DIGITAL LIBRARY
COLLEGE RESOURCES AND STUDENT ACHIEVEMENT
University of Hawaii at Manoa and East-West Center (UNITED STATES)
About this paper:
Appears in: INTED2009 Proceedings
Publication year: 2009
Pages: 5238-5254
ISBN: 978-84-612-7578-6
ISSN: 2340-1079
Conference name: 3rd International Technology, Education and Development Conference
Dates: 9-11 March, 2009
Location: Valencia, Spain
Abstract:
The 1966 US government publication “Equality of Educational Opportunity” spurred a long and ongoing debate when it suggested that additional school resources do not contribute to student achievement. However, the same kind of attention has not been extended to tertiary education for at least three reasons. First, primary and secondary levels of education are compulsory, but not tertiary education. Second, the operational level of employment in the labor market begins with a high school diploma discouraging entry of some individuals into institutions of higher learning. Third, there is no unified dataset that includes all the relevant covariates that impact student achievement possibly creating omitted variable bias that generates inflated resource coefficients.

This research aims to fill the gap in the school resources-student achievement literature by simultaneously investigating the relative impacts of individual, family, and household characteristics, and college resources and characteristics on various forms of student achievement at the tertiary level by merging two US datasets--the National Longitudinal Survey of the Youth 1979 (NLSY79) Geocode Supplement and the Integrated Postsecondary Education Data System. The merging of these two datasets allows the matching of individuals in the NLSY79 survey to the actual schools they attended. Thus, this unified dataset does not only make possible a comprehensive assessment of institutional resource efficiency in various forms and levels while controlling for individual and family characteristics, but also allows for the estimation of unbiased resource coefficients.

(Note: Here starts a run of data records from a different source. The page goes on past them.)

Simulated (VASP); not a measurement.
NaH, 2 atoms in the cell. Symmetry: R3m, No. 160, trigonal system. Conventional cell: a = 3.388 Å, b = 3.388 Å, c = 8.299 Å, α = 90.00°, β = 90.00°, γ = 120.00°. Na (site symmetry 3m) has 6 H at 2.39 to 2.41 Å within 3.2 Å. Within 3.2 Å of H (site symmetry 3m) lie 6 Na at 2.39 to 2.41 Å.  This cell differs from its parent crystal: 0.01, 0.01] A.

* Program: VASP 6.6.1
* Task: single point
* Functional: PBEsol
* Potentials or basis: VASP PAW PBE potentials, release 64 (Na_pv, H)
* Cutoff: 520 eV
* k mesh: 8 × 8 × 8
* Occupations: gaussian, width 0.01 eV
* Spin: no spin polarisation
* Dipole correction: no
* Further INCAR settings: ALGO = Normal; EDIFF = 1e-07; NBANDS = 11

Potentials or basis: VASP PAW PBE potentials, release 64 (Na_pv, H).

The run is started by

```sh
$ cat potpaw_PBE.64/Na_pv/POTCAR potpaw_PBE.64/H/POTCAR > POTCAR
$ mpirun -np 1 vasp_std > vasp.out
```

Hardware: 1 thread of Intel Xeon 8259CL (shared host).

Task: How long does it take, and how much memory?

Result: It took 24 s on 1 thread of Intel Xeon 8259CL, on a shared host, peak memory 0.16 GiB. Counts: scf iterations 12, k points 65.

Furthermore, a more detailed individual decision process is explored. While most tertiary-level studies of the achievement impact of school resources concentrate on attendance and completion, it should be recognized that an individual faces a longer timeline between these two decision nodes when the individual makes a recurring persistence decision. Thus, three aspects of college achievement—attendance, persistence, and completion—are investigated. As important, we also assess the impact of three categories of school resources: real classroom, financial, and other resources.

The random effects probit econometric methodology is used in recognition of the fact that the student achievement decisions are dynamic in nature. The endogeneity problem associated with school resources that arise from students choosing the colleges they attend based on certain observed and unobserved characteristics of the individual, the family, and the school is also considered by utilizing the Two-Stage Least Squares regression technique.

Preliminary results obtained indicate the importance of individual and family characteristics in affecting student achievement and also reveals that teacher-pupil ratio and per-pupil expenditure are significant in affecting students’ college persistence and completion. For instance, an increase in 1 faculty for every 100 students is expected to yield a rise of 2-3 percentage points and 6-8 percentage points in persistence and completion probabilities, respectively, while a 10 percent increase in per-student expenditure is estimated to cause an increase of 0.7-0.8 and 0.7-1 percentage point/s in persistence and completion probabilities, respectively. These results suggest that resources should not be treated as instant short-term solutions to the long-term process of achieving student success in college.
Keywords:
achievement, completion, endogenous, multiple indicator solution, instrumental variables, omitted.